If you are the author of the server, you simply need to authenticate using GitHub.

However, if the MCP server belongs to an organization, you need to first add glama.json to the root of your repository.

{
  "$schema": "https://glama.ai/mcp/schemas/server.json",
  "maintainers": [
    "your-github-username"
  ]
}

Then, authenticate using GitHub.

Browse examples.

How to make a release?

A "release" on Glama is not the same as a GitHub release. To create a Glama release:

  1. Claim the server if you haven't already.
  2. Go to the Dockerfile admin page, configure the build spec, and click Deploy.
  3. Once the build test succeeds, click Make Release, enter a version, and publish.

This process allows Glama to run security checks on your server and enables users to deploy it.

How to add a LICENSE?

Please follow the instructions in the GitHub documentation.

Once GitHub recognizes the license, the system will automatically detect it within a few hours.

If the license does not appear on the server after some time, you can manually trigger a new scan using the MCP server admin interface.

How to sync the server with GitHub?

Servers are automatically synced at least once per day, but you can also sync manually at any time to instantly update the server profile.

To manually sync the server, click the "Sync Server" button in the MCP server admin interface.
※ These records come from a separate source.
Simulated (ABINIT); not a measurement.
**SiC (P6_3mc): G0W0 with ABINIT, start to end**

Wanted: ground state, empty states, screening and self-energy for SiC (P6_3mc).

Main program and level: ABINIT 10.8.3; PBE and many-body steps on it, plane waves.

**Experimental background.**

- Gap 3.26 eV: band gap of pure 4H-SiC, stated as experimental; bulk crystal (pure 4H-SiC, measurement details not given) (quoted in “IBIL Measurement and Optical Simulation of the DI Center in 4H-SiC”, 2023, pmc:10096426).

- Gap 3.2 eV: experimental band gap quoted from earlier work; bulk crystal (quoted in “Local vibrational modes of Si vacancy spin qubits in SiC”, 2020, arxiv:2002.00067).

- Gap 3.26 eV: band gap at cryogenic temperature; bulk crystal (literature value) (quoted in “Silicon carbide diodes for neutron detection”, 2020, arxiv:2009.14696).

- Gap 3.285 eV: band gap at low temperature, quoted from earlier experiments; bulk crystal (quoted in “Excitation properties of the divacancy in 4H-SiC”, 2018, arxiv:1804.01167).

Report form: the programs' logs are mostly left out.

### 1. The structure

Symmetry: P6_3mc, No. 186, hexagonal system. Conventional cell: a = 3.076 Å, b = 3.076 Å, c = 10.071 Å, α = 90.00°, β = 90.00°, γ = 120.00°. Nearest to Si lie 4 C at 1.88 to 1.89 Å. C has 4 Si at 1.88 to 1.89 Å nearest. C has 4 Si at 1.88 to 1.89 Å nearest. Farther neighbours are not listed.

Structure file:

How is the quality score calculated?

The overall quality score combines two components: Tool Definition Quality (70%) and Server Coherence (30%).

Tool Definition Quality measures how well each tool describes itself to AI agents. Every tool is scored 1–5 across six dimensions: Purpose Clarity (25%), Usage Guidelines (20%), Behavioral Transparency (20%), Parameter Semantics (15%), Conciseness & Structure (10%), and Contextual Completeness (10%). The server-level definition quality score is calculated as 60% mean TDQS + 40% minimum TDQS, so a single poorly described tool pulls the score down.

Server Coherence evaluates how well the tools work together as a set, scoring four dimensions equally: Disambiguation (can agents tell tools apart?), Naming Consistency, Tool Count Appropriateness, and Completeness (are there gaps in the tool surface?).

Tiers are derived from the overall score: A (≥3.5), B (≥3.0), C (≥2.0), D (≥1.0), F (<1.0). B and above is considered passing.